Because of substantial redistricting gains in three large states — California, Illinois and Florida — Democrats are likely to make gains, possibly substantial gains, in the House. But these gains are not likely to be large enough to reach the 25 seats that Democrats need to regain a majority.
Nationally, Republicans have done a good job (where they have had the opportunity in redistricting) of solidifying their incumbents, including freshmen who were lucky to win because of the favorable dynamic of the 2010 midterm elections.
The result is that while the Democratic Congressional Campaign Committee is trying to make the playing field bigger, it currently has only a limited number of good opportunities.
Could this change? Certainly. This assessment is only a rough estimate that is based on current conditions and a 50-state map that has not yet been finalized. Political and economic developments over the next few months could change this projection dramatically.
The economy has been showing signs of recovery in the past few months, and rising consumer confidence could well foretell an improving economic and jobs outlook, which in turn would improve the public’s mood and President Barack Obama’s standing.
An improving mood could help the president’s re-election, but it also could boost the prospects of all incumbents, including House Republicans.
Of course, Democrats still have a few arrows in their quiver, as the president showed when he proposed government consolidation in the Department of Commerce to achieve savings.
That proposal put Congressional Republicans in a box. If they refuse to give him the authority to consolidate government and save valuable dollars, they appear to be defending bloated government and bureaucracy. If they bow to the president’s request, they give him a victory and allow him to take credit for streamlining, shrinking government and helping the business community.
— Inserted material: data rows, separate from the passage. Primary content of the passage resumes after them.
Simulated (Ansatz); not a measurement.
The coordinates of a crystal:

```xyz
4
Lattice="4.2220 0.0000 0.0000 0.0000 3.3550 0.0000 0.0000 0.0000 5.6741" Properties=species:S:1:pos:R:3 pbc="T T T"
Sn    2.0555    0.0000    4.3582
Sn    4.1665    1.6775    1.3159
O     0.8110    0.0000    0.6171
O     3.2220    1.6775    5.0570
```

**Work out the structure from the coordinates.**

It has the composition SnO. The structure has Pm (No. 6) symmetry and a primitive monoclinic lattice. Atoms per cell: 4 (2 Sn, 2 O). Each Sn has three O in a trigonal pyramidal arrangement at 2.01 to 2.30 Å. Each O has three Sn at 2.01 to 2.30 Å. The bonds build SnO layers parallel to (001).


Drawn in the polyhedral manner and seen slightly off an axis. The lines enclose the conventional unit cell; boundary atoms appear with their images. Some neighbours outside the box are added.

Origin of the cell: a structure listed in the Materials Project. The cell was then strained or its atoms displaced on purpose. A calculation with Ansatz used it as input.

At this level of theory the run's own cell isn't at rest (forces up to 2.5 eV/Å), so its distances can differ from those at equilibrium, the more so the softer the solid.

But the Democrats’ best hope for shaking up the 2012 elections — the selection of an unqualified or extreme presidential nominee by the GOP — seems increasingly remote.
Whatever his strengths and weaknesses, Mitt Romney is a relatively safe choice for GOP Congressional candidates around the country. Democrats will paint the former Massachusetts governor in the most unflatteringly light, but it is unlikely that he will frighten voters or damage his party’s brand further than it has already been.